U.S. Senators Introduce Data Protection Bill Akin To GDPR

Privacy Cyber Security AH

Democratic Senators Richard Blumenthal and Edward Markey on Tuesday introduced a bill meant to regulate online data harvesting conducted by digital giants such as Facebook and Google that’s somewhat akin to the European Union’s General Data Protection Regulation set to go into effect on the Old Continent next month. The bill is called Customer Online Notification for Stopping Edge-provider Network Transgressions, with its sponsors referring to it as the “CONSENT Act” for short. The legislation mandates Internet companies to draft “reasonable security practices” meant to ensure the safety of all user data they collect and requires them to communicate their data harvesting activities in a more straightforward manner to consumers.

If enacted, the law would be enforced by the United States Federal Trade Commission and is aimed at preventing another Cambridge Analytica scandal from happening. The introduction of the CONSENT Act came just hours before Facebook co-founder and Chief Executive Officer Mark Zuckerberg testified in front of two Senate committees over the firm’s recent privacy controversies, having ended up enduring approximately five hours of questioning that revealed little about the company’s business and plans outside of what was already known and communicated by the social media giant itself.

Mr. Zuckerberg recently announced Facebook will be limiting third-party access to data collected using its APIs in an effort to combat data misuse, which is an approach that not everyone agrees with; Jedidiah Yueh, founder and Executive Chairman of data technology company Delphix that had Facebook on its client roster, believes the social media giant’s decision to limit third-party access to data goes against the primary purpose of the platform – sharing. “Uploading information, posts, photos, videos, that’s the nature of Facebook,” the industry veteran said in an interview with AndroidHeadlines, having added that Facebook should be looking to “make sure people don’t access the wrong data” like what happened in the Cambridge Analytica episode instead of making data more inaccessible in general.

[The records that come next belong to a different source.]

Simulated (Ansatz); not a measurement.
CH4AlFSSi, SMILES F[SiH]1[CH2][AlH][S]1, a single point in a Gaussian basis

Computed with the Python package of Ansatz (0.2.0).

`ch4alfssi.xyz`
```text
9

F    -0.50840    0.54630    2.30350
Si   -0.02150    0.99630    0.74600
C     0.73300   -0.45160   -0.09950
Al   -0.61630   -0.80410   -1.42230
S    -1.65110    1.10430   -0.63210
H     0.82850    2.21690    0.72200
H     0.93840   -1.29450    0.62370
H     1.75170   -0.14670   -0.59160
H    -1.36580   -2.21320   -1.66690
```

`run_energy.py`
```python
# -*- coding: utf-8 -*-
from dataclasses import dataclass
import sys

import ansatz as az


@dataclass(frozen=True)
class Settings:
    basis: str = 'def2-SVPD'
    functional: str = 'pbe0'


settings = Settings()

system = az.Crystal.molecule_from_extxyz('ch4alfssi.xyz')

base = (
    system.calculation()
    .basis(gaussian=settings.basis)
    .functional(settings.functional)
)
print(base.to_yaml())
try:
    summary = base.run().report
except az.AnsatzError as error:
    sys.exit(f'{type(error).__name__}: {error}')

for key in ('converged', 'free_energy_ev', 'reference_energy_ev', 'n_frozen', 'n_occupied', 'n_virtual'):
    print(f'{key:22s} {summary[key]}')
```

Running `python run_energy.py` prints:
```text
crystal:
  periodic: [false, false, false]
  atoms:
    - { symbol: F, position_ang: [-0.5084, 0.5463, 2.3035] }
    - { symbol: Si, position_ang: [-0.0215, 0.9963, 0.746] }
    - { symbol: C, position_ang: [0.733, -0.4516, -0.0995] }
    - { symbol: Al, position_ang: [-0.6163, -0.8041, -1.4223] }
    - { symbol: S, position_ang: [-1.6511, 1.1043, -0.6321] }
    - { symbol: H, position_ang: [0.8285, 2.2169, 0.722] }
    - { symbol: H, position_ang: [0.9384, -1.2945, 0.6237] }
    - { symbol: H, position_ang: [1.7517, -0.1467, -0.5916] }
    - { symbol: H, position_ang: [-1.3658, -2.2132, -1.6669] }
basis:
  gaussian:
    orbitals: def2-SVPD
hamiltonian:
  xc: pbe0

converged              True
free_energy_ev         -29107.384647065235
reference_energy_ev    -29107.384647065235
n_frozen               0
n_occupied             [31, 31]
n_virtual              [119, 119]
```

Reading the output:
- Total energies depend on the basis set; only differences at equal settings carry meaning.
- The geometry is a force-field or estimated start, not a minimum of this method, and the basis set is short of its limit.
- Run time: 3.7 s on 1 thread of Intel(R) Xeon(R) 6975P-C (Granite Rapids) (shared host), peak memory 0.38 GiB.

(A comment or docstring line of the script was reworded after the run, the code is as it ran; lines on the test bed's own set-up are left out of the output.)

The European Union will start enforcing GDPR on May 25, with Facebook already promising many changes it’s introducing to adhere to the new regulations will benefit everyone and not just Europeans. While the company’s users from other parts of the world may not receive identical privacy management tools their European peers will, those that Facebook is planning to introduce outside of Europe will still be made with the spirit of GDPR in mind and with respect to applicable laws, Mr. Zuckerberg suggested earlier this month. Microsoft is also understood to be planning a similar move and should revise its products and services to be GDPR-compliant on a global level despite the fact that it’s only legally bound to do so in Europe.